Tuesday, May 5, 2009

"Then the Stewardess said......"

Permit MrMartha a bit of an indulgent memory.

If you are of a certain age, as MrMartha is, and were lucky enough to travel by air in the 'golden era' - before about 1973, you often rue the current state of flying.

MrMartha can recall perfectly the first flight he ever embarked upon. 1968, Baltimore (Friendship Intl Airport) to San Francisco. United Mainliner service, nonstop, on a Douglas Stretch DC8 Fanjet. Seeing the craft though the gate window, it had the incongruous appearance of a streamlined Albatross -- think Banana sitting on a boomerang.

It was an expensive privilege to take to the air then, and much preparation preceded the journey -- new outfits, the right hat for MrMartha's mother, which tie to wear....and how it would feel to be 30,000 feet in the air.

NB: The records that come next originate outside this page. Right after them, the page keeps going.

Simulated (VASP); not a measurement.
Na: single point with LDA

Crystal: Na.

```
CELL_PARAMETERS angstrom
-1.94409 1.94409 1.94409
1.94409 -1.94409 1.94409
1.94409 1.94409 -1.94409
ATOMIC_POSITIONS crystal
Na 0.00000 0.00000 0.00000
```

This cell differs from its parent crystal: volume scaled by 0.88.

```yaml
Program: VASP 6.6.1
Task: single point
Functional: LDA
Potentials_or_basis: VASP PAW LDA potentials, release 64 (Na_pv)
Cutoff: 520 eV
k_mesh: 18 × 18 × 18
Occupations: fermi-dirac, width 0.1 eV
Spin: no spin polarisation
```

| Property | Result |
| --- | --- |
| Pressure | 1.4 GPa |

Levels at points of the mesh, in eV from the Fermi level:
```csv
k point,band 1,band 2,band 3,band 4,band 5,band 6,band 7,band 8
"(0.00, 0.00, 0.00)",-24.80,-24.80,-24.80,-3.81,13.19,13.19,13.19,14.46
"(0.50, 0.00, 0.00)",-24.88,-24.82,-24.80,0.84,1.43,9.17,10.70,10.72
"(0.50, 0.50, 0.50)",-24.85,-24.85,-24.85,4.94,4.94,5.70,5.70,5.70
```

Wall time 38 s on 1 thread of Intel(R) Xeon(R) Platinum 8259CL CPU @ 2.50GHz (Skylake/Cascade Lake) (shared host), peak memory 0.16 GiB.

The best part were the Stewardesses (when that was the appropriate term, and it was still considered a 'glamour job'). With five in the family flying, we had the rear lounge -- three seats facing two seats with a stationary card size table in the middle. Located just across from the galley, it was fascinating for the very attentive 8 year old that MrMartha was, to not just be on the plane, but see how the crew actually worked.

MrMartha has always been a bit of a sucker for a uniform....and United had just introduced a new Stewardess Uniform. Bright, Mod A-Line dresses. The Stewardess' wings were worn at the front of an impossibly silly little cap. The whole effect, just too amazing. Designed by Hollywood costumer JeanLouis, who at the same time was also famously dressing Eva Gabor on Green Acres, and Mrs Howell on Gilligan's Island.

Even more astounding, after we were in the air, each Stewardess would disappear into the lavatory and reappear in a completely different uniform dress to be worn inflight, and then change back again before landing. And MrMartha has to say, it seems like there must have been a dozen Stews on the flight, though it was probably more like 5 or 6.

The inflight outfit was a shift with vertical panels in red white and blue, and as one flight attendent dreamily related on a United flight many years later "That zipped up the front, we loved those uniforms. Everyone was mortified when they switched to the 'Wonderbread' uniforms" (awful polkadots on shiny polyester that looked just like the bread wrapper!)

So, next time you are frustrated and stuck on a delayed flight, or standing at the back of 300 others in a security line....disconnect for just a minute and think about the salad days....when you WANTED to fly!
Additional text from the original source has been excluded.